Asia, Pakistan, Karakoram, Passu Sar, Attempt
Passu Sar, attempt. Believing it to be still unclimbed and therefore one of the highest unclimbed summits in the Karakoram, a five-man Australian team led by myself booked Passu Sar (7478m). This peak is situated between Shispare and the Batura Group. However, shortly before leaving home, we learnt of a German expedition (reported in the 1995 AAJ), who appeared to have climbed Passu Sar in August 1994 and not the lower Passu Diar (a.k.a. Passu Peak, 7295m), which lies a little to the east. Checking with a local high altitude porter in Gulmit, we were able to confirm that Dirk Naumann, Ralf Lehmann, Volker Wurnig, and Max Wallner had indeed made the first ascent of the higher peak, using skis for much of the ascent and bypassing the lower peak by going through a high shallow saddle to one side.

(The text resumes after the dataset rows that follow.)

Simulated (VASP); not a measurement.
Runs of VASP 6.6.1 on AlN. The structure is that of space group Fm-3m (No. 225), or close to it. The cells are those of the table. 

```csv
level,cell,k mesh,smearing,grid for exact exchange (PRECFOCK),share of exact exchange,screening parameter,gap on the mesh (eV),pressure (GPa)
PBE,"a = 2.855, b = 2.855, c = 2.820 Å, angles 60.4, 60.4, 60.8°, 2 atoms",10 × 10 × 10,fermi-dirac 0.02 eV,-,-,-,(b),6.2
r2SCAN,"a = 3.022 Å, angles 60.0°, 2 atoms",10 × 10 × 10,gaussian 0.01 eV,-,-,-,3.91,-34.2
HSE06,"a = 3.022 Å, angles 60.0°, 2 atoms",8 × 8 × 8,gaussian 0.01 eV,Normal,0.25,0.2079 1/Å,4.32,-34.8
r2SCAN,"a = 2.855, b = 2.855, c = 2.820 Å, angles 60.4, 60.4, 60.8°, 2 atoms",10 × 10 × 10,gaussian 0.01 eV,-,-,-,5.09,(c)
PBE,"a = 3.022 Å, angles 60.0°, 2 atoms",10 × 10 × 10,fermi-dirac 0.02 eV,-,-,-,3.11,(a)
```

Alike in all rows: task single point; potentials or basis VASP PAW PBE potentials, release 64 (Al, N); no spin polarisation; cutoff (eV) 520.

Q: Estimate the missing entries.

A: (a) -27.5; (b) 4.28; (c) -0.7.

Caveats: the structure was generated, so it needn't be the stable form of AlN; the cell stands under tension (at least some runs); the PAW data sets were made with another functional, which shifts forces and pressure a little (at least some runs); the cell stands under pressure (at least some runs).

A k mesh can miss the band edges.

We set up base camp in June close to the Passu Glacier but instead of finding the lower glacier just badly crevassed, as we had expected from information provided by the Alpine Club of Pakistan (which organized a successful expedition to Passu Diar in 1996), we discovered a giant icefall starting at around 4200m and having over 800 meters of vertical gain. On closer inspection we realised that the route was very complex, dangerous, and just not possible for a lightweight effort, so we abandoned any further attempt. The previous winter had been very dry and knowing this, we had arrived early to profit from whatever snow cover remained. However, it appears that a succession of dry years has taken a severe toll.